European central banks have again cut interest rates to lessen the blow of what many experts say will be a deep economic recession.  VOA's Michael Bowman reports from Washington, where U.S. economic statistics released Thursday pointed to a dramatic economic slowdown.

The Bank of England slashed its key interest rate by an unusually large amount - 1.5 percent - to three percent, a level not seen since Winston Churchill was prime minister more than 50 years ago.

The European Central Bank followed suit, but cut interest rates by a more modest half of a percent.  It was the second time that European central banks cut interest rates in less than a month amid increasing signs that an economic slowdown has become a full-blown recession.

"The cut is extremely welcome and probably overdue," said Michael Fallon, who heads Britain's Commons Treasury sub-committee. "They have cut massively.  Only a month after the last cut, before that could even take effect, they have cut again.  So clearly, the bank now knows just how bad things are, and we are, in fact, entering a deep recession."

The Bank of England described what it sees as "a very marked deterioration in the outlook for economic activity at home and abroad" and said the threat of inflation has subsided.

Across the Atlantic, experts say economic signals appear equally grim.  The U.S. Labor Department reported continued high numbers of workers filing for unemployment benefits, while American retailers are reporting steep declines in sales.

U.S. retail sales analyst Ken Perkins says the trends point to a disappointing holiday shopping season as American consumers grapple with tight budgets and heavy debt burdens.
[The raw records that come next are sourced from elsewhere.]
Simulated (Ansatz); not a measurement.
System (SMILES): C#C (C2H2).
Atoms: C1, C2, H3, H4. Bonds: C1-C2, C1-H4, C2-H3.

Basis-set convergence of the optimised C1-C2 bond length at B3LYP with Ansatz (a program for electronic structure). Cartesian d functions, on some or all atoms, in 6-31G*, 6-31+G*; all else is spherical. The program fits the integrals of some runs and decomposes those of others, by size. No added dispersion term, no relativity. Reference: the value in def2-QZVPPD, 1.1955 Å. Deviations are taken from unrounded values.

"A lot of consumers are carrying relatively high debt levels at this stage," he said. "The discretionary dollars available to them right now are much less than they have been in the past, especially heading into this holiday season."

Interest rate cuts in Europe did little to boost investors' moods.  Major European stock markets plunged between five and seven percent, matching similar losses in Asia.  In New York, Wall Street's Dow Jones Industrial Average recorded triple-digit loses in afternoon trading.